View solution in original post

bojanz · ‎04-28-2011

If I'm not wrong, the date should be added automatically by Splunk - check the documentation at http://www.splunk.com/base/Documentation/4.2/Data/HowSplunkextractstimestamps, specifically the section "Precedence rules for timestamp assignment".
You can see that Splunk will try to deduce the date from various fields (I can't test this now unfortunately so let us know if you do more testing).

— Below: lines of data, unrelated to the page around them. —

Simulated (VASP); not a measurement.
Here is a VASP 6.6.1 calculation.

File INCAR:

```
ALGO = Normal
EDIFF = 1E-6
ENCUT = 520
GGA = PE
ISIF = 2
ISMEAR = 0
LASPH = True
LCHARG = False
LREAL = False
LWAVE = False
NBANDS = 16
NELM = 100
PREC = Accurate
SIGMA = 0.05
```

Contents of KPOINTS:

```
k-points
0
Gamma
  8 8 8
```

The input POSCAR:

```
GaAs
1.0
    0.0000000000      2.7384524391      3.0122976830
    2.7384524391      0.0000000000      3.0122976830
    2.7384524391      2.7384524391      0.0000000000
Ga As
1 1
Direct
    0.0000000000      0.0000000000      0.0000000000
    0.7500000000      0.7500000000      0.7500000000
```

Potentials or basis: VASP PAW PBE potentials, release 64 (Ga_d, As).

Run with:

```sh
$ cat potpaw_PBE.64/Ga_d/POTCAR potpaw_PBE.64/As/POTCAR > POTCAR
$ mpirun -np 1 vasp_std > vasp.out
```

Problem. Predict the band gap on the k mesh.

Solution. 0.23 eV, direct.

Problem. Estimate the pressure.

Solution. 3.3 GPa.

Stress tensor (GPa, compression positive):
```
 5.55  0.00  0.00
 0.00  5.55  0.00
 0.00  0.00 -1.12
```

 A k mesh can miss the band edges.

Regarding question 2, you should be able to add multiple REPORT extraction fields under a single sourcetype stanza that will handle your cases. The only requirement is that they have different names, like this:

[mylogsourcetype]
REPORT-extractP = fieldP
REPORT-extractB = fieldB

And then in transforms.conf:

[fieldP]
REGEX = (.*?\|){6}P\|(.*?)\|...
FORMAT = myextractedfield::$2

[fieldB]
REGEX = (.*?\|){6}B\|(.*?)\|...
FORMAT = myextractedfield2::$2

Just keep in mind that these will get called for every event so watch for performance hits.

bojanz · ‎04-30-2011

It depends on what you're trying to do here (and other experts with modifying at indexing time can help with this). Keep in mind that REPORT is applied at search time and TRANSFORMS is applied at index time. However, with TRANSFORMS you have to be extra careful as it might seriously impact Splunk's performance - see props.conf for more details.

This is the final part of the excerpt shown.